Index selection

Habeeb_Raja · April 26, 2022, 8:34am

Hi All, We are having below indexes

IX_1 : {‘A’:1, ‘B’:1} size: 10 MB
IX_2 : {‘A’:1, ‘C’:1} size: 50 MB

Query 1: Search by column ‘A’
Query 2: Search by column ‘A’ and ‘X’

In these cases how the index will be selected?

Please explain…

steevej · April 26, 2022, 1:15pm

There are many factors that may influence which one is used by the query planner. I think it might even vary from one instance of a query. If I were to implement the query planner and I find that 2 indexes are suitable, I would use the one that is already in cache rather than load another one.

@ time 1 - I receive Q1 and IX1 is in cache, I would use IX1 because it is there and it serves the query well
@ time 2 - I receive Q3 that involves a query on A and C, then I am forced to flush out IX1 and load IX2
@ time 3 - I receive another Q1, but now IX2 is in cache, I would use IX2 rather than IX1 like last time because it involves less work. It would be bad to flush IX2 to load and use IX1 like last time because I might need to reload IX2 @ time 4 for another Q3.

But both are suitable and you should not worry about which one.

Why is that important for you to know?

Habeeb_Raja · April 26, 2022, 2:07pm

Thanks @steevej . Can you share the other factors that influence the index selection. The reason for this topic is, we are re-arranging the current indexes in our system. In order to make it more efficient, we try to understand this.

Thanks,
Habeeb

steevej · April 26, 2022, 3:09pm

The best source to help you selecting your indexes is M201.

But the most important part is your use-cases.

If RAM is no issue, all indexes for all your use-cases. But too many indexes slows down updates since indexes have to be updated.

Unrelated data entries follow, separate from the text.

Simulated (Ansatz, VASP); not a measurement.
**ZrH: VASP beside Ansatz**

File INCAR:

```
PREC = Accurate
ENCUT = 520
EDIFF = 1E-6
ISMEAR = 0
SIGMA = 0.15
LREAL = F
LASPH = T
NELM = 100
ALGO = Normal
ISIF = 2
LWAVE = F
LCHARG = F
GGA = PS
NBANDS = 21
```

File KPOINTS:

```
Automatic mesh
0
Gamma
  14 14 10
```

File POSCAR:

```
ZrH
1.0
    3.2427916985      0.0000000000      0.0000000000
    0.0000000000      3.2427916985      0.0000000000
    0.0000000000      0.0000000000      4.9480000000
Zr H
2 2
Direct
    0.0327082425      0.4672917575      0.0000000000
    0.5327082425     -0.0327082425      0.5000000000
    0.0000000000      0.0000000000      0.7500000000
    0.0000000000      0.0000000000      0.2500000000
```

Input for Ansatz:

If tight on RAM, then keep the smallest indexes, unless queries with bigger index are more frequent.

Analytics queries might require different set of indexes or can be done without index despite the slowness because they are less frequent.

The equality-sort-range rule is also important.

The question is why

Performance issues can be solved by have a better schema. For example, the computed pattern can be used on very frequent queries done on stable data.